Mac Jones' contract, Stephon Gilmore resolution on Patriots' to-do list

FOXBOROUGH, Mass. -- Quick-hit thoughts/notes around the New England Patriots and NFL:

1. Patriots’ to-do list: The quiet time of the NFL calendar has arrived -- a break from the end of June's minicamps to the start of training camp in late July -- but that doesn't mean business stops completely. Here are three issues for coach Bill Belichick's Patriots, and where things stand with them.

    • Mac's contract -- First-round pick Mac Jones has yet to sign his rookie deal, and in fact, defensive tackle Christian Barmore (second round) and defensive end Ronnie Perkins (third round) also remain unsigned. A cause for concern? Hardly. Sometimes agents prefer to wait to see more contracts finalized before moving forward, and those close to the situation relay that's the current dynamic in play.

    • Gilmore resolution -- When cornerback Stephon Gilmore didn't report for June's mandatory minicamp, it was essentially his call for action to the team to address his base salary of $7 million, which is below market for a player of his caliber. At the same time, the situation hardly seems contentious, as evidenced by Gilmore's presence in town last week. Just business, and this is the time for the sides to explore resolutions.

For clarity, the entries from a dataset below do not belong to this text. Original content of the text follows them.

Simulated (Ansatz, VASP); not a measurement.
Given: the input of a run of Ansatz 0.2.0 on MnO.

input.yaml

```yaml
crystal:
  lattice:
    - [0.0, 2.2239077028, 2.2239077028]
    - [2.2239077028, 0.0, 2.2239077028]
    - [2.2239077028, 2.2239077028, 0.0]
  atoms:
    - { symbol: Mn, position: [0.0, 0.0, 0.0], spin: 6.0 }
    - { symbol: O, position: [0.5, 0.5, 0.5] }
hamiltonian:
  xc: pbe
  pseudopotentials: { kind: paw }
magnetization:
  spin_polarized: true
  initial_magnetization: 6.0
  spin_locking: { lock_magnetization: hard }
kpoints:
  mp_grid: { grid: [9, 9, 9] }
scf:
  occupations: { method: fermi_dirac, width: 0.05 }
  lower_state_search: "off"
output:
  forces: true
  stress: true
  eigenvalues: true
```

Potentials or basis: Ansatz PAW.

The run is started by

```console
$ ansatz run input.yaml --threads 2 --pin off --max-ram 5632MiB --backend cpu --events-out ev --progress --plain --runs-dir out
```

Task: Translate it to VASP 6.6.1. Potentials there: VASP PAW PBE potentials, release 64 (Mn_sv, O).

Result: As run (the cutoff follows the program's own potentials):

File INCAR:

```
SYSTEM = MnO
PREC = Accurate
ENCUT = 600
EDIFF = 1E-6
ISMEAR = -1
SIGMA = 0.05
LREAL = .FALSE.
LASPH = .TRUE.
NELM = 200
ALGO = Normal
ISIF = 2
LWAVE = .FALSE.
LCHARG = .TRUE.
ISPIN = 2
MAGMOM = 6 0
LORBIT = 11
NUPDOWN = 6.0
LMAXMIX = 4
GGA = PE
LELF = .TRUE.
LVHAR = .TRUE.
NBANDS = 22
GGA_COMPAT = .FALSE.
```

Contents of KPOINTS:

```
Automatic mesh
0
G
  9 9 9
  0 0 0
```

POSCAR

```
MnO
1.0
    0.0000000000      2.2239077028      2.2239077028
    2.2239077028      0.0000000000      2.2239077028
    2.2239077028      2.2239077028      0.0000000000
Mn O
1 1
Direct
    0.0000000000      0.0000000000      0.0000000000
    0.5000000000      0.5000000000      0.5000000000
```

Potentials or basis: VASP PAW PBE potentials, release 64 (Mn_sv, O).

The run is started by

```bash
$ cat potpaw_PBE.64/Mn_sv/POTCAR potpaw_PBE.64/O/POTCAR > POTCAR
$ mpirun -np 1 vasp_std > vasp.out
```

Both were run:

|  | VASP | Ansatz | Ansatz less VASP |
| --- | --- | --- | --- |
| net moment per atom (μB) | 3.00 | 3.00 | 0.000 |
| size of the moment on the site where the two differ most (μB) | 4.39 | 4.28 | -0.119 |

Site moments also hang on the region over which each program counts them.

  • A perfect 10? -- If the past is any indication, rookies should soon be receiving their official jersey numbers, and Jones' No. 10 (last worn by receiver Damiere Byrd) is available. That's what Jones wore at The Bolles School in Jacksonville, and also in college at Alabama. The last quarterback to wear 10 for the Patriots was Jimmy Garoppolo, and come to think of it, that's who Jones reminded me of most after watching him in spring practices.

We're talking about jersey numbers?

Yup, it must be the slower time on the NFL calendar, which is why this Patriots notebook will take a multiple-week hiatus until later in July. Reporters need time to recharge the batteries as well.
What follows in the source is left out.